Insurance-Linked Securities
Insurance-linked securities (ILS) are financial instruments whose value and investment returns are tied to insurance or reinsurance risk events — most commonly natural catastrophes — allowing insurance companies to transfer peak risk to capital markets and giving institutional investors access to a risk premium that has historically exhibited low correlation with traditional asset classes.
Insurance-linked securities emerged as a meaningful asset class in the mid-1990s following Hurricane Andrew (1992) and the Northridge earthquake (1994), both of which revealed that the traditional reinsurance market lacked sufficient capacity to absorb the largest foreseeable U.S. catastrophe losses. The ILS market was conceived as a way to tap the far larger global capital markets — estimated in the tens of trillions of dollars — to supplement reinsurance capacity.

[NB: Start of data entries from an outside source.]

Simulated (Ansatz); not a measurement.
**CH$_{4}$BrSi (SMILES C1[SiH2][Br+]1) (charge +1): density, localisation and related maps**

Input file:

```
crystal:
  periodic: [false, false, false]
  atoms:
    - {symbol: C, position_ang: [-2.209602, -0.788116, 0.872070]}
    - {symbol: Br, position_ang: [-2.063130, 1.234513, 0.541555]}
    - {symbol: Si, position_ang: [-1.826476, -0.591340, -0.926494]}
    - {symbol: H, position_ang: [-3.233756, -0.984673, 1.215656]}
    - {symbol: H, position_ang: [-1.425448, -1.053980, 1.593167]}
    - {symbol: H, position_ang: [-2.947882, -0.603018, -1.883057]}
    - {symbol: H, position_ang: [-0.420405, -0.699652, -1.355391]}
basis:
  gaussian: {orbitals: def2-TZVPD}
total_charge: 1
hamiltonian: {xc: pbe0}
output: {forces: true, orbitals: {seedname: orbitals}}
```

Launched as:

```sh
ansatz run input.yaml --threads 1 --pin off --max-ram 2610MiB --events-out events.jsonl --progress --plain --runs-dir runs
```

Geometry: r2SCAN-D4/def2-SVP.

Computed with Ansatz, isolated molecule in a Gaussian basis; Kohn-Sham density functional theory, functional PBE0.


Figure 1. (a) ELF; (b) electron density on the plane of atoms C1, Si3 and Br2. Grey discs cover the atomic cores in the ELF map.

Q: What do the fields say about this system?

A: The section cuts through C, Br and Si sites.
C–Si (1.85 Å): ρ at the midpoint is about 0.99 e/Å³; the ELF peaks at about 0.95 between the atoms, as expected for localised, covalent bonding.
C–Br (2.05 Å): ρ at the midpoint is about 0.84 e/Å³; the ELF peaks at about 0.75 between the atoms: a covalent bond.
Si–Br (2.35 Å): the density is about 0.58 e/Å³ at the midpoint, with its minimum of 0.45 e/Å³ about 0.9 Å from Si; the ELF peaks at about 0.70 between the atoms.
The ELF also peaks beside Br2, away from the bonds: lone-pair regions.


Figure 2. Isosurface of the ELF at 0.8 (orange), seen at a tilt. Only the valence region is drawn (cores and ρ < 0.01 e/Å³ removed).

Catastrophe bonds, commonly called cat bonds, are the most prominent ILS instrument. In a typical cat bond transaction, a special purpose reinsurer (SPR) issues notes to capital market investors and invests the proceeds in high-quality collateral. The SPR simultaneously enters a reinsurance contract with a ceding insurer. If a defined catastrophic event occurs and triggers the bond — typically measured by industry insured losses exceeding a threshold (industry loss trigger), parametric indices such as wind speed or earthquake magnitude (parametric trigger), or the cedent's own actual losses (indemnity trigger) — investors lose a portion or all of their principal, which is paid to the insurer. In the absence of a trigger, investors receive periodic coupon payments and return of principal at maturity.
Beyond cat bonds, the ILS market includes collateralized reinsurance, sidecars, and industry loss warranties (ILWs). Collateralized reinsurance involves private contracts between a cedent and a fully collateralized ILS fund that acts as a reinsurer. Sidecars are special purpose vehicles that participate proportionally in a named reinsurer's treaty portfolio, giving investors a leveraged or pure-play stake in the reinsurer's underwriting without the operational complexity of running a full reinsurance company.
For institutional investors, ILS offers several potential portfolio benefits. Historical correlation between cat bond returns and equity markets or fixed income markets has been low to near-zero in non-catastrophe years, as the triggers are geophysical events rather than economic cycles. However, investors must carefully assess basis risk — the risk that their trigger structure does not perfectly align with the cedent's actual losses — and model risk, given that catastrophe model outputs carry substantial uncertainty.
The global ILS market has grown to approximately $100 billion in outstanding risk capacity as of the mid-2020s, with the U.S. property catastrophe market remaining the dominant peril class. Dedicated ILS asset managers include Twelve Capital, Fermat Capital, Elementum Advisors, and several dedicated ILS desks within larger asset management platforms.